Pat Leahy: Government is fixated on all the wrong things

There are more important issues than Garda whistleblowers and Fine Gael’s leadership

The horrifying revelations in recent weeks about the Tuam mother and baby home and the Grace case; the expectation of an imminent triggering of Brexit; the continuing strong economic growth and the proliferation of demands on the resources it generates, show how much clear-sighted and decisive government – one that identifies and prioritises the national interest – is needed now.

But that will be impossible while we remain transfixed by the past, and confused by the present.

It’s been clear for a long time that this country has a good deal of learning about, and coming to terms with, the full, true story of our past

There are and have been many good and decent things about Irish society and the institutions that scaffold our public life; there are also dark sides, a heretofore hidden underbelly of abuse and ill-treatment that targeted particularly women and children whom society, with its religiously inspired norms, shunned and excoriated, and sometimes demonised and dehumanised.


Many of the pregnant women and girls hunted into mother and baby homes with such gruesome consequences were cast out first by their families and, probably, their fathers. What a monstrous thing to do.

But important and all as it is to come to terms honestly with our past, it is not more important than the future. And this country is facing enormous pressing problems, challenges and issues that require the attention of Government and of the wider political world it operates in.

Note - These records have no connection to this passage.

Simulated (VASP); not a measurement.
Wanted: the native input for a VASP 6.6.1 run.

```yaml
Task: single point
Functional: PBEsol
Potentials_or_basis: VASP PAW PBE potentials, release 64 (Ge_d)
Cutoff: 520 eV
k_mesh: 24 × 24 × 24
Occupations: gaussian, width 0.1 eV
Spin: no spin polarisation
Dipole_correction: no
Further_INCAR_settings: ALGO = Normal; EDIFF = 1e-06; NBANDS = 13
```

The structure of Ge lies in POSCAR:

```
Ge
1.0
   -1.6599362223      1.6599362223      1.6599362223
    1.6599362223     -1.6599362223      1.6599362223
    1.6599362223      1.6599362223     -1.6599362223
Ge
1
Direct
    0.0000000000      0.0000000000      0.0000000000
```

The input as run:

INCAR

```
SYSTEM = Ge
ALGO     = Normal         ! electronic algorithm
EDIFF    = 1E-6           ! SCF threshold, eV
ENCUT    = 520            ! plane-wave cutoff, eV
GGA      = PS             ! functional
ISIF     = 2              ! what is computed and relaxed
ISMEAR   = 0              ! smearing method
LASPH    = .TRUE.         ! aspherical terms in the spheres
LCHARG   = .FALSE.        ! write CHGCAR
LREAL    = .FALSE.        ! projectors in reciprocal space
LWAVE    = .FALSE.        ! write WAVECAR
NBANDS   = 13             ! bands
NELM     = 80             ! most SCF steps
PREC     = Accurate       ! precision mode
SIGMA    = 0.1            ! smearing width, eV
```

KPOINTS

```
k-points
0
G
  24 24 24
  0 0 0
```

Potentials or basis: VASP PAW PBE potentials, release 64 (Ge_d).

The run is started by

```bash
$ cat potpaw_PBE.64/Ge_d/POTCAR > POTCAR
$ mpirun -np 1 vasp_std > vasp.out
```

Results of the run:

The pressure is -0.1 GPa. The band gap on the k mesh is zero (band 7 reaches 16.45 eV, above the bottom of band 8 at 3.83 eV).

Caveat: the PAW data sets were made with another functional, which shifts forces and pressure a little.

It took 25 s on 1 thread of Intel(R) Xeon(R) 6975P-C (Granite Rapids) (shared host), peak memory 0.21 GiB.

The CSO reported on Thursday that the economy grew by more than 5 per cent last year. The numbers show how much we now rely on these impressive rates of growth. But there is no guarantee this will continue, and every reason to fear that external factors such as Brexit and Donald Trump will retard growth in the coming years.

There is no market for caution in politics, but there has to be one in government. That is what good government is about.

Biggest challenge

People may be fed up of hearing about Brexit but they’re hearing about it all the time because it is the biggest challenge facing this country since the crash. It’s difficult to think of anything more important than avoiding a repeat of that.

The Irish Farmers’ Association (IFA) warned on Wednesday of a “virtual wipeout” of food exports unless the British agree a free trade deal with the EU. But the noises from both sides indicate that a deal certainly cannot be taken for granted.

In the absence of a trade agreement between the EU and the UK – an outcome that Ireland can perhaps influence but not decide – the trading relationship between the two blocs would revert to WTO rules.

This would mean tariffs being lumped on many goods crossing the Border or traversing the Irish Sea. Those tariffs are not, in many cases, a few per cent: in the case of many food and agricultural products, for example, they are up to 50 per cent. This has the potential to destroy not just businesses but whole industries. People not talking this seriously do so not because of their phlegmatic nature or cooler judgment but because they do not understand the magnitude of the threat.

Contrary to some reports, the official response to Brexit here has been comprehensive and energetic; indeed, it is a truism to say that the Irish civil service was a lot more switched on to the realities of Brexit than its British counterparts.

But with article 50 about to be triggered, the focus will move more to the political stage, where political leadership, strategic nous and a ruthless focus on the interests of Ireland will be needed.

Perhaps these qualities will be evident in the approach of the Government to the forthcoming political negotiations. But you certainly couldn’t say that they have been the hallmarks of its approach to anything else lately.

Other challenges abound, too.

Financial Armageddon

A day after the IFA report, Minister for Public Expenditure Paschal Donohoe warned public servants that if they want to be taken seriously when they look for pay increases, they will have to continue working the longer hours and maintain the reforms implemented to ward off even worse pay cuts imposed when the State was teetering on the edge of financial Armageddon a few years back.

The forthcoming public sector pay negotiations require hard decisions and tough implementation; the latter is the mainstay of effective government. Making choices is one thing; bending the system to the will of the political leadership requires patience and application.

There are longer-term issues that require attention. One builder reported during the week that it is now 30 per cent cheaper to rent than own a home in Dublin; generation rent is being squeezed and squeezed. The health service is perpetually on the brink of a crisis, with spiralling costs threatening to eat up every bit of discretionary spending the Government might have, and more. Sooner or later the country has to start making decisions about abortion. And what else? You can make your own list.

The complete political focus of the past month has been on the resolution of the Garda whistleblower controversy, the leadership of Fine Gael, the rows over water charges, the mother and baby homes and the Grace case. All are important. None is remotely near to being the most important issue facing the country right now.

No doubt politicians would complain with some justification that the media has been just as fixated as they have on these matters. But it is not the media’s job to govern. People close to the centre of power privately admit that the Government is utterly distracted.

Perhaps that will change when the Fine Gael leadership is settled. But if it doesn’t change, and change quickly, then this Government will no longer serve any useful purpose.